Treasurys Gain as Economic Signs Point to Recession
Treasury debt prices rose as a series of bleak reportssuggested the economy may have tipped toward recession, boosting the allure of safe-haven government bonds.
Swirling credit market fears also led worried investors to buy bonds, causing an early rally in two-year notes that pushed yields to their lowest level in nearly four years.
Financial markets then turned their attention to hard data with a gauge of February factory activity in New York state posting its biggest drop on record to nearly a five-year low, which helped refuel the bond rally.
A key measure of consumer confidence also recorded its weakest reading since 1992. The Reuters/University of Michigan Surveys of Consumers index of consumer sentiment fell to 69.6 from 78.4 at the end of January.
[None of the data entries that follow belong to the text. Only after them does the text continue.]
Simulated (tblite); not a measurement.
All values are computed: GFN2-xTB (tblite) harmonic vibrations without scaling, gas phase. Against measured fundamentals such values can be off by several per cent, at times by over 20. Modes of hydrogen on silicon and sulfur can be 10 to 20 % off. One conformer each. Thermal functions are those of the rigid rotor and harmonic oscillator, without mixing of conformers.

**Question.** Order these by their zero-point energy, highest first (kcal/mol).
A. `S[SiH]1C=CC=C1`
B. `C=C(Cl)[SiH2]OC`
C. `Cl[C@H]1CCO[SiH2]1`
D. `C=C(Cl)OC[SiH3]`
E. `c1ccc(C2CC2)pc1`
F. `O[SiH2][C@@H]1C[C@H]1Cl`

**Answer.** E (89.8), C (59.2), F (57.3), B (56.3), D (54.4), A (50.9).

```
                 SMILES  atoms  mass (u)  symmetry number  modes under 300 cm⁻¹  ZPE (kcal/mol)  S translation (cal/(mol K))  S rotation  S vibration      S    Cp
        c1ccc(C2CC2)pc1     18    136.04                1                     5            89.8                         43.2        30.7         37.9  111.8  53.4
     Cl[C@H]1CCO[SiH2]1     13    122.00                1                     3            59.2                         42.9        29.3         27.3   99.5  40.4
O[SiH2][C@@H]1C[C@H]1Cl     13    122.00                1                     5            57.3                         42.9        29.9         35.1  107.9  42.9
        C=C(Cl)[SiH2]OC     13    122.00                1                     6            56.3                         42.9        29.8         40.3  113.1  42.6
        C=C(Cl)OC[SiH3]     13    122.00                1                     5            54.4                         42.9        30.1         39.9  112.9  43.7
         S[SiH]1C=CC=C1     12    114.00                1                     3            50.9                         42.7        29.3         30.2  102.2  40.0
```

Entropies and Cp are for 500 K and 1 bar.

"The drop in the University of Michigan survey below 70 for the first time since 1992, I do think that kind of spooked some people and brought the bid back into the bond market," said Marty Mitchell, head of government bond trading at Stifel Nicolaus in Baltimore.
Though shorter-dated debt led the rally early on, 10-year notes and 30-year long bonds carried the baton later in the session, which was shortened ahead of the Presidents' Day holiday on Monday when markets will be closed.
Benchmark 10-year notes were last up 13/32 on the day, pushing the yield down to 3.77 percent from 3.82 percent late on Thursday.
The 30-year long bond was up just over a full point in price, which pushed the yield down to 4.58 percent from 4.65 late on Thursday.
Cruel to be Kind
Still, the week was not kind to longer dated debt, with 10-year notes recording their biggest losses since mid-December and long bonds their worst performance since early December, based on the rise in yields.
"We have stabilized here after a pretty good sell-off this week," said Terry Belton, head of fixed income and derivatives strategy at J.P. Morgan Securities in Chicago. "The economic data have been consistently weak. There remains concerns about funding availability and the health of the financial industry."
Two-year notes were down 1/32, yielding 1.92 percent. Two-year yields were little changed on the week.
During Friday's rally, the two-year note's yield fell to around 1.83 percent, the lowest since early 2004.
Dealers said some of Friday's gains were profit-taking from bets on curve steepening that have performed well in recent weeks on the back of safe-haven flows, expectations of further Federal Reserve interest rate cuts and some inflation concerns.
Before Friday's pull-back, the yield curve had reached its steepest level since 2004, measured by the rise in 10-year yields over two-year rates.
Analysts say this trend is likely to reassert itself, especially since inflation concerns have risen, even amid overall weakness in economic data.
The Reuters/University of Michigan report showed one-year inflation expectations jumped early this month, while a separate report showed U.S. import prices surged in January, powered by higher prices for oil.
"Some profit-taking on the massive curve-steepening trade has offered some support to the back end, although bond vigilantes are starting to get their backs up on some of these numbers," said Kim Rupert, managing director of global fixed income analysis at Action Economics LLC in San Francisco.